Our Ramayana portrays Rama as the ultimate king who sentences his own wife Sita and sends her out with two young kids as the Queen should be above suspicion. Rama knows she is not guilty. There was no need to prove the guilt in a court beyond reasonable doubt. After all, Rama won her in an open competition and Sita never had a choice. The values were indeed different at that time and I am not pointing this out to pass judgements. That was the way of life as described and she did not complain. Even in modern law, I am not sure if anyone can be prosecuted, unless the victim or someone else complains. Now even a Prime Minister or President can be taken to court unlike in the days of Rama.
Before, I give some more examples from Indian history/mythology, I should recollect the autobiography of a successful physical chemistry professor from the USA, which was published in 2014. He mentions about his mother, who was expected to be a housewife in 20th century USA. Order in society is helpful if everyone is respected, knows their duty and does their part. That would be an ideal situation which is just not practical. We do need a rule of law which ensures that everyone is treated with dignity and respect.
I remember two of the successful movies in Tamil, Thaen Nilavu (Honey Moon) and Uyarntha Manithan (Honourable man). In the former, a greedy husband attempts to kill a wife. The wife is saved by some tribals. The husband is tried in a court for murdering his wife. In the climax, she shows up in the court and tells that the husband was innocent. I was shocked. The movie of course shows the husband to be remorseful and they live happily ever after. All is well.

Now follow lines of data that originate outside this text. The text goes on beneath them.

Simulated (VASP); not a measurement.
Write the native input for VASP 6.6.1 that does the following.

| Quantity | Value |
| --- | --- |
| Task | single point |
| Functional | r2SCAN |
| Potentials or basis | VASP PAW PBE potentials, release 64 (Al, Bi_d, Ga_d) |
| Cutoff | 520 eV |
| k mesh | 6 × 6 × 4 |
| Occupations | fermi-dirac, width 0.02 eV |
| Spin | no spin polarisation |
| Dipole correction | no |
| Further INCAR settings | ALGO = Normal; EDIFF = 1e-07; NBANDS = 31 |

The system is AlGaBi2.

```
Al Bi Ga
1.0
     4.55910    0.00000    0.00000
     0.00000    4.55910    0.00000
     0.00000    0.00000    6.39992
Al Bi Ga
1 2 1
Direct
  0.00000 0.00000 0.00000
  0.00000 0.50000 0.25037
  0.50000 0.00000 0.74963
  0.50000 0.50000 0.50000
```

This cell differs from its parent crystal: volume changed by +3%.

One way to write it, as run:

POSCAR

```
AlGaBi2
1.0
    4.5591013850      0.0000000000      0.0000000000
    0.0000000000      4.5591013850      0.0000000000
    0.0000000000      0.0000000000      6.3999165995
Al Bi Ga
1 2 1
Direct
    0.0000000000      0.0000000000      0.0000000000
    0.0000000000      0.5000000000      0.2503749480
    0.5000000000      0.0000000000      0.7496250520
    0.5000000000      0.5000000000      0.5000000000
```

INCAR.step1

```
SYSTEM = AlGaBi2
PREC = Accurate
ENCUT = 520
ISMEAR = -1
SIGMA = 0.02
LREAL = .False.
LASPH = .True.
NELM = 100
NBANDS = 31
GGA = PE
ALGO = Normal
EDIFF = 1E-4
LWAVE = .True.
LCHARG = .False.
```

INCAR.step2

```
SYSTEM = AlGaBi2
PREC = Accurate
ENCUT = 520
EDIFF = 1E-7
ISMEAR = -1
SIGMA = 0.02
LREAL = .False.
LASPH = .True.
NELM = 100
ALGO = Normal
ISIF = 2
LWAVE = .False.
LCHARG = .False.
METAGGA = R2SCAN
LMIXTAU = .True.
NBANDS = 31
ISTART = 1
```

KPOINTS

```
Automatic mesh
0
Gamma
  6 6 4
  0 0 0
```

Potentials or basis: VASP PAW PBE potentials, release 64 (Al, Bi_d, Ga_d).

In the later movie, a rich lad loves a poor girl from a village. His father does not like it and arranges for her to be burned alive in her hut. Later on, the lad agrees to marry a girl found by the father and leads a normal life, once in a while saddened by the past. I was at a loss to figure out how this title hero is called The Honourable Man! The movie does not show anything about this crime. No complaints, cases, sentences, no nothing. The poor girl’s fate she loved a man she cannot afford and paid the price.
When I was in the USA, I saw a Japanese movie by chance, Tampapo. The movie is largely about Japanese way of life and eating noodles. It did not have a major story line but shows several incidents. One of the incident was stuck in my memory. A husband, working in an industry has a phone call from home. He is informed that the wife is unwell and he should reach home soon. He rushes home in Tokyo traffic. He sees the wife lying down in the hall and two kids sitting next to her and staring at her. He tells his wife: ‘But, we haven’t had our dinner yet!’ The wife manages to get up, go to the kitchen and fix their dinner and falls down dead! Movie goes on to show something else in the next scene.
I have heard numerous stories from the mythology, some of them became movies, about dutiful wives. One such heroines was ‘Sati Anasuya’. She was the greatest of all dutiful wives. She carries her husband, who could barely walk, to a prostitute. The husband was not just able to walk but otherwise fit. He wants to visit the prostitute and his desire is his wife’s command. You see now. Men being physically stronger than women may have led to this arrangement of convenience all over the world. However, thanks to the laws or customs that developed, even in this case, the wife has to not only obey the husband but carry him too.
We have several old Tamil movies with titles which can be loosely translated as: ‘The husband is the only asset for a wife’ (மணாளனே மங்கையின் பாக்கியம்), ‘Husband is the most revered God’ (கணவனே கண் கண்ட தெய்வம்). We have proverbs in Tamil which tells the girls from a very young age: ‘Even if it is a stone, it is your husband; even if it is a grass he is your life-partner’ (கல்லானாலும் கணவன் புல்லானாலும் புருஷன்). We have proverbs favouring a boy over girl: ‘Even if he is short, he is a boy’! How can we stop using ‘proverbs’? Can these be banned?
Thirukkural, which I admire for the most has one Kural often quoted to tell women how to behave: When the wife, who does not pray to God but treats her husband as God, asks for rain, it will start raining (தெய்வம் தொழாள் தன்கணவன் தொழுதெழுவாள் பெய்யெனப் பெய்யும் மழை). In a way, the dependence on the unpredictable monsoon could very well explain the fatalistic attitude that is prevalent among ourselves.
If all these sound like tales from a distant past, we do have some in India living today in that past. This has no doubt led to a conflict between those who want to break away from the shackles and those who feel secure in the confinement. I only hope everyone realizes the importance of treating all human beings with dignity and respect.